When asked what she wants to say to Republican critics of Mitt, Ann Romney said “Stop it! This is hard!”
I have news for you, Ann—being president is hard too. And people criticize you even after you get the job! You think this is hard? Try running the country while the other party has ground the Congress to a halt and their base accuses you of being a foreign-born imposter. Ann, maybe you should unwind with some comfort food. Go make yourself some tuna and pasta. Or have the kitchen staff make it.
This week the candidates faced Hispanic voters. Mitt Romney seemed to do it with a face that was a couple shades browner
than his regular face. It looks like Mitt was wearing a fake tan to darken his skin when he went on Univision! That explains why, when I first saw the tape, I thought “Why is George Hamilton on Spanish TV, lying about his stand on immigration?” If Mitt was putting on an actual fake face for the Hispanic voters, it was the perfect metaphor for the two-faced way he responded to their questions. The big difference is that Mitt’s fake tan was applied with much more skill and subtlety than his fake answers.

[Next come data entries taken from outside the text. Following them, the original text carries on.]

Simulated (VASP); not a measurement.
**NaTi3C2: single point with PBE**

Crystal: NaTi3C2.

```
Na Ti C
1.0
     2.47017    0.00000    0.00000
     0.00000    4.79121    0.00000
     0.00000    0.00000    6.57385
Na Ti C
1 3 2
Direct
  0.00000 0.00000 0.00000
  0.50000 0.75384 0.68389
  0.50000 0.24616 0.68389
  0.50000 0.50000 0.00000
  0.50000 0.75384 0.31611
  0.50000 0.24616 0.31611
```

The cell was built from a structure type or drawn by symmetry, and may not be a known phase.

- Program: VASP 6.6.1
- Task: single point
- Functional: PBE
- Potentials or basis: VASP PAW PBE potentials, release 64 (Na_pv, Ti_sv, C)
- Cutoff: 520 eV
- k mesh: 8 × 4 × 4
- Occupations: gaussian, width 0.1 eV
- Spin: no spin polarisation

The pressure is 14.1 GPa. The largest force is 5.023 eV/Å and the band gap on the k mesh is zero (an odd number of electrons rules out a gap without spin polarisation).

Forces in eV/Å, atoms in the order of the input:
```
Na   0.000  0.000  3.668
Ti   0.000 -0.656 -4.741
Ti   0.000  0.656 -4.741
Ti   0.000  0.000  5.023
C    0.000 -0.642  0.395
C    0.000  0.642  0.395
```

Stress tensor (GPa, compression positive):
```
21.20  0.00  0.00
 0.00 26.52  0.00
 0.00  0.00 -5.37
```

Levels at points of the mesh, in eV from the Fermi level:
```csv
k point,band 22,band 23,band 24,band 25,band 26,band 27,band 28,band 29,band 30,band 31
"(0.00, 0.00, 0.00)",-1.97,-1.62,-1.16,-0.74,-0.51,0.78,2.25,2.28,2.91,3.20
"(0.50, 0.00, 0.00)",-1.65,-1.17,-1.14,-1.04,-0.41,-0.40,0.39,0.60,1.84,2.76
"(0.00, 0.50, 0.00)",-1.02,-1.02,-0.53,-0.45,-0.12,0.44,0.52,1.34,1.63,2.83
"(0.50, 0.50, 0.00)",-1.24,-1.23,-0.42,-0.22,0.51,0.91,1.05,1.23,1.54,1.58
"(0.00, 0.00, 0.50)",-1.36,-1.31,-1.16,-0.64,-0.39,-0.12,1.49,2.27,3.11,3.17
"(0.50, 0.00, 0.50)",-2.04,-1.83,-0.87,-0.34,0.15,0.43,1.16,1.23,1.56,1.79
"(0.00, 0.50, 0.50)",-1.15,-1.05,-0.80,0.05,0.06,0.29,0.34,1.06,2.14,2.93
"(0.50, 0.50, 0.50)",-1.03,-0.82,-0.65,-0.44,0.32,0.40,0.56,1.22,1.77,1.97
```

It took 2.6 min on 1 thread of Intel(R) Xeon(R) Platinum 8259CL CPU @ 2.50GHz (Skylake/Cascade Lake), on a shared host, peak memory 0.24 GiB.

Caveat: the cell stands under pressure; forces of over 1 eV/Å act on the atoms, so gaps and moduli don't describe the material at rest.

You’re doing a heckuva job, Brown-nosers! Just last month, Mitt Romney handed out bonuses to his campaign staff
. Well actually, he just gave bonuses to his “top” staff. But since we’re talking about Mitt Romney, I didn’t have to tell you that part. I can only assume that Mitt holds 47 percent of his own staff in contempt as well. Actually, I’m glad Mitt gave his top people bonuses. It’s going to be a long, long time before any of those folks finds another job.
People in Texas and Virginia have lynched a chair in their yards
in apparent reference to Clint Eastwood’s equating of Obama with an empty chair. That’s the rightwing extremists for you! Let’s take something that gave everybody a good laugh (even Mitt Romney, or so he says) and turn it into something that makes everybody want to vomit.